In dating, breadcrumbing is when someone gives slight indication that they are interested in you without any significant follow-up. Imagine the dissatisfaction of being served a plate of breadcrumbs while some people around you are getting a full slice of cake. Yep, unfortunately, that’s how it feels. With breadcrumbing, the other person may or may not be unintentionally leading you on. According to Urban Dictionary, breadcrumbers send out “flirtatious but not committal text messages. ”They may send the occasional “hey, how are you? 😉” or comment “looking good” on your Instagram posts. However, it never leads to anything significant afterwards. The other person is trying to instigate a response from you and maintain a thread of a relationship while putting in minimal effort.
How do you know if someone is breadcrumbing you?
Have you ever known someone who would message you sporadically and then take forever to respond? Chances are, they were reliably unreliable. They probably would only send casual messages. The following behaviours are an indication that someone is breadcrumbing you:
- Occasionally messaging you out of the blue with “what’s up?” or “nice outfit” and then taking a long time to reply if you respond to them
- They are happy to small talk but go quiet when you discuss anything remotely meaningful
- Making non-committal responses if you discuss potentially meeting up, such as “sure, maybe when things aren’t so busy”
- They are hot and cold – one moment they are warm and enthusiastic to chat to you, the next moment they are unresponsive
- They back out of plans you’ve made – they may cancel at the last minute after giving a lame excuse, or they may even stand you up
- You never seem to know where you stand with them. Are they interested or not?
Related: Cushioning In Dating: The Tell-Tale Signs
Why do people breadcrumb?
People breadcrumb when they are not seriously interested in you but are happy to keep you around, just in case. This can be for a variety of reasons.
- They’re bored and want some attention. Some people need constant attention and reassurance of their appeal to others. Therefore, maintaining contact or flirting with a wide circle of people allows them to gain self-validation.
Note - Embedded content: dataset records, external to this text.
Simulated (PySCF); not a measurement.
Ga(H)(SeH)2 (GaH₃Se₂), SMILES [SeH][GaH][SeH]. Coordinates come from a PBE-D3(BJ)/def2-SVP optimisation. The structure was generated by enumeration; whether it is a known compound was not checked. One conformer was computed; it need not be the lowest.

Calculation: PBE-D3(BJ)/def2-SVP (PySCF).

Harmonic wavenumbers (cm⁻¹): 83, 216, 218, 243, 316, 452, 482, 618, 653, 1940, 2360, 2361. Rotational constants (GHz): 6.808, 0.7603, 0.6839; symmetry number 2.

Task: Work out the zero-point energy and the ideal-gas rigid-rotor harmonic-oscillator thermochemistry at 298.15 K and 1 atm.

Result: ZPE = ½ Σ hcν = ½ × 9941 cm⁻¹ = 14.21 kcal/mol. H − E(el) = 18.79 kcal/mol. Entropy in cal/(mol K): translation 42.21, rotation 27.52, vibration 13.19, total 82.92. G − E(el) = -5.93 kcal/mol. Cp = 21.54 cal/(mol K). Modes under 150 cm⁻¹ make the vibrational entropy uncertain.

- They want to keep you around as a backup or ego boost. If they know that you are interested in them, they may enjoy keeping you around as a backup. This is far easier when they know that you will always respond or be there for them, despite them putting in minimal effort.
- They’re taken and still seeking extra attention. Perhaps they’re already in a serious relationship or dating someone but they enjoy the thrill of knowing someone else likes them. Breadcrumbing is a way in which they can continue to entertain attention from other people without actually crossing the line.
How do you deal with someone who is breadcrumbing you?
First things first, it’s a mistake to place expectations on someone who is behaving inconsistently and hasn’t earned your trust. If they’ve disappeared for periods of time, expect it can easily happen again. If they’ve cancelled plans at the last minute, don’t be surprised when they ditch at the last minute this time. Basically, you should know what to expect based on their previous behaviour. If you make this person the centre of your world, you’re likely to be left feeling hurt and disappointed. You need to majorly adjust your expectations.
How does breadcrumbing make one feel?
When someone has been breadcrumbed, it’s common to feel any of the following
- Confused as to whether the other person actually likes them
- Disappointed that the breadcrumber seems to not care as much as they do
- Excitement when the breadcrumber replies or suggests meeting up, only to feel let down when they disappear or go back to being nonchalant
- Feelings of unworthiness due to the fact that the other person is not reciprocating, despite the effort you’ve put in
What to text a guy who is breadcrumbing you?
If it becomes apparent that a guy is breadcrumbing you (or trying to), how you respond really depends on what you want to get out of it. If you are completely uninterested in conversing with or seeing this guy, then it is reasonable to not respond all together. After all, who knows what his deal is? Perhaps he’s simply bored, or maybe he’s even in a relationship and simply seeking extra attention. If he falls into one of these categories and you feel you have no reason to respond, that’s perfectly fair.
It gets more tricky when you are somewhat (or very) interested in the guy who is breadcrumbing you. You may feel tempted to keep the conversation going and try to make plans with him. It’s only natural if you like someone. You may wish to respond in a casual way and see where things go. However, you should be careful with someone who is behaving inconsistently. Do not place expectations on this guy and imagine that they are the man of your dreams. After all, they have not proven that they deserve your time and attention.
What else can I do if I’ve been breadcrumbed?
If you find yourself disappointed when a guy breadcrumbs you, don’t fret. The first step is realizing that they are not as interested as you’d hoped. Once you recognize their ‘off’ behaviour then you can figure out how to deal with it. It can be damaging to one’s self-esteem if you find someone who you had feelings behaves aloof and does not reciprocate your feelings. In this situation, it’s best to focus on yourself and doing things that are good for your self-esteem. Spend more time with people who genuinely care about you and that you trust. You may wish to cut off from this person all-together to avoid falling into a cycle of emotional ups and downs.
Conclusion
In general, being breadcrumbed by someone is far from ideal- IF you have feelings for them. However, if you yourself are not too interested in the person and simply regard them as a bit of fun attention, then probably not going to be bothered by it. In this case, you probably wouldn’t even think too much into whether you should respond or not. More likely, you would simply do whatever you feel like, without getting emotionally involved.
If you do have feelings for the person (or if you have a history with them), it’s a bit more complicated. Breadcrumbing can be downright hurtful, especially if they often cancel plans or disappear for periods of time. At the end of the day, you are unlikely to feel fulfilled by the relationship in the long term. Someone who acts hot and cold does not deserve your trust and time. You are better off focusing on finding someone else who treats you with the respect that you deserve.